Easterly Studio Trail Weekend

For one weekend only the Easterly Artists Trail is a collaboration between five artists in the Lowestoft and Waveney area who are coordinating their Suffolk Open Studio days on the weekend of Saturday 16th and Sunday 17th June to provide visitors with the opportunity to visit every studio on the same day.

If you can’t make it on the weekend of the 16th and 17th of June the other weekends in June when the artists studios will be studios will be open are as follows:

  • Hilary Barry June 2nd/3rd and June 9th /10th
  • Hugh Davies & Lisa Hurcum June 23rd/24th
  • Nina Roffey June 9th/10th
  • Fiona Shreve June 2nd/3rd and June 9th /10th

Download Easterly Artists Leaflet

Please Note : Access to the studios may involve stepped access. Please call the artist beforehand  to check access arrangements

Hilary Barry

I left the Welsh mountains at 17 to go to art school, but the landscape and its history continue to influence my painting. My work is often a combination of the real, the remembered and the imagined: I aim to evoke the memory of landscape and experience.

Copperfields, Beach Road, Kessingland, NR33 7RW.

Tel: 07800 643117

hilarybarryartist.com

Hugh Davies

Drypoint study of net covered upturned fishing boat, Pakefield, Lowestoft 2017

I am interested in drawing and mark making on paper as a means of exploring imagination, form and space. I use a range of printmaking techniques including linocut drypoint and cyanotype as a means of moving beyond recording and observation into abstraction.
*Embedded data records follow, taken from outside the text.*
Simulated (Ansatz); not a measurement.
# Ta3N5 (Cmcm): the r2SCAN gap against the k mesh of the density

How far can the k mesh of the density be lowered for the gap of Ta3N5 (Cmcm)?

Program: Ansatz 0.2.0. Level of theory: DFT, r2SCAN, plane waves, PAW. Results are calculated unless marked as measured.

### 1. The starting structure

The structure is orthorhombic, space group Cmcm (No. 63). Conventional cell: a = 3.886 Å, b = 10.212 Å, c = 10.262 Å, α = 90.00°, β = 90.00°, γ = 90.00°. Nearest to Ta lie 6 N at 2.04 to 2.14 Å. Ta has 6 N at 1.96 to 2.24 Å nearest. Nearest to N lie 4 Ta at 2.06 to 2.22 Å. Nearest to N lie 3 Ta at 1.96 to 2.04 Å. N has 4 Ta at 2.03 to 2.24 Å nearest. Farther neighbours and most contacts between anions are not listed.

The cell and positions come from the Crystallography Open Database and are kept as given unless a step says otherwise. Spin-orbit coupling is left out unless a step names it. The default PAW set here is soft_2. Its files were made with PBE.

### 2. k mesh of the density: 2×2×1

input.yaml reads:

29 Lyndhurst Road, Lowestoft NR32 4PD

Tel: 01502 580912

paper-works.co.uk

Lisa Hurcum

Working with linocut printing gives me the ability to retain a spontaneity and immediacy to the images I create. My inspiration comes from the domestic and the everyday, both observed directly from life and from the imagined details of the short stories that I write.

29 Lyndhurst Road, Lowestoft NR32 4PD

Tel: 01502 580912

paper-works.co.uk

Nina Roffey

I have been working on found wood for several years making sculptural assemblages. I also use found or discarded, items and place in boxes as well as paintings and collages. I often write small books to go with some larger works which are included in the sale price. Found objects are my weakness!

52 Park Drive, Worlingham, Beccles, NR34 7DL

Tel 01502 715118

ninaartmaker.info

Fiona Shreve

Brutalist architecture influences my ceramic designs. I create sculptural forms with under-glaze transfer prints: both are inspired by images of buildings such as The Barbican or Park Hill in Sheffield, or the iconic buildings on the Southbank.

9 Marsh Lane, Somerleyton, NR32 5QX

Tel: 01502 730837

fionashreeve.com

 

Suffolk Open Studios

Suffolk open studios

Every year all across Suffolk over 100 Artists open their studios during weekends in June. You are invited to see how and where they work and get the opportunity to enjoy paintings, drawings, prints, ceramics and other works of art outside a gallery setting.

For information on the full range of open studio events please see www.suffolkopenstudios.org or pick up a printed brochure from participating studios, local libraries and visitor information points.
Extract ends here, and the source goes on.